Helping someone in a tough race — or even appearing to lend support — is a basic form of political trading.

That’s why Comptroller Susan Combs, Attorney General Greg Abbott, Agriculture Commissioner Todd Staples and Gov. Rick Perry have been so busy this spring. Combs and Staples each want to be the next lieutenant governor of Texas, assuming Lt. Gov. David Dewhurst wins the United States Senate race. Abbott is not so secretly angling for the governor’s job, hoping ever so gently that Perry will move on when that post is on the ballot again in 2014.

Perry is trying to stay alive after appearing as a paper tiger in the presidential primaries. He looked great in advance of that race, appealing to social conservatives, the Tea Party folks, fiscal conservatives and evangelicals. He’s got a twang that’s familiar in the southern states dear to Republican office-seekers. Nice-looking guy, able to raise money. It all seemed just right on the drawing board.

Unfortunately for the governor, it didn’t work anywhere else.

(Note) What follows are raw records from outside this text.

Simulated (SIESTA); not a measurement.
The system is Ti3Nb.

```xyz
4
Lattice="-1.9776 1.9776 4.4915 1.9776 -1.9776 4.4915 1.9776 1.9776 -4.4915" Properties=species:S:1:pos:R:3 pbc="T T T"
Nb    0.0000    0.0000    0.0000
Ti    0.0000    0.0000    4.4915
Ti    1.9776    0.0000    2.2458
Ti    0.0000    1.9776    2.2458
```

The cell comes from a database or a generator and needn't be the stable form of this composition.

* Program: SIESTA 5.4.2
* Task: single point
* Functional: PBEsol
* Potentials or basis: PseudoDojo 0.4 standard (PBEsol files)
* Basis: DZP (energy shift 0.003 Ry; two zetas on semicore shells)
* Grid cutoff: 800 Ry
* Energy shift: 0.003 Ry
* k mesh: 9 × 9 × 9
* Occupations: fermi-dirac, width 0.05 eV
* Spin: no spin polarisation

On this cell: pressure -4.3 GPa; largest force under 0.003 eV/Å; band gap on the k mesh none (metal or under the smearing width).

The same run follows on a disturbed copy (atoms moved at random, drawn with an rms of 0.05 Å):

Now he’s back, with a legislative session in front of him and a herd of lawmakers and lobbyists who suspect they’re working with a lame duck. Perry is responding with the usual gambits. He let it be known that he’s thinking about running for re-election. He publicly didn’t rule out the idea of another presidential run in 2016. He presented candidates and officeholders with a “budget compact” — a set of promises against new taxes and spending and in favor of protecting the state’s Rainy Day Fund. And he started handing out endorsements.

Perry’s chosen candidates are interesting, and somewhat risky. He endorsed state Rep. Wayne Christian, R-Center, last week, and is traveling to Marshall next month — home of Christian’s opponent, Chris Paddie — in a race where much of the political establishment is backing the challenger. That’s the same set of political action committees and trade groups that have more or less fallen in line behind the governor for the last several years. To be fair, they were on Paddie’s side before Perry put his arm around Christian.

Combs, trying to establish her bona fides with the party’s conservatives as well as tending her statewide network for a future race, also endorsed Christian. The local state senator, Kevin Eltife, R-Tyler, endorsed Paddie.

Likewise, Perry and Combs endorsed Rep. James White, R-Hillister, over Rep. Mike "Tuffy" Hamilton, R-Mauriceville. White is positioned as the more conservative of the two, and the establishment is split.

It might work out for the endorsees, and it might not. For the endorsers, it usually doesn’t matter.

Perry had been for Newt Gingrich in the presidential race, to no appreciable effect. That didn’t really reach Texas voters, because both endorser and endorsee were out of the running well before the Republican primary here.

Four years ago, Perry endorsed not John McCain, but Rudy Giuliani.

He’s not always with the losers. Like almost every Texas Republican politician with a pulse, Perry endorsed George W. Bush for president in 2000 and 2004. Unlike his more recent recommendations to voters, that one faded into the woodwork. To get noticed in those years, a Texas Republican had to endorse against the strongest political franchise in the state — a career move in the wrong direction.

Because the governor is trying to show some strength, he would like to get some wins this time. If he waddles into the next legislative session as a lame duck who couldn’t attract voters to the benefit of beleaguered incumbents, why would the survivors fear him or follow him?

It’s a rare case where endorsements could backfire. For Combs, Abbott, Staples and others, this isn’t particularly risky. They’re meeting local people without putting themselves in harm’s way on the ballot, and the people who win with their help might be grateful — and helpful — later on, when this year’s endorsers are looking for allies.

They’ll be in the market for endorsements, and a new set of people will be in the market for favors. They’ll be hoping for I.O.U.’s from the next governor, lieutenant governor or comptroller.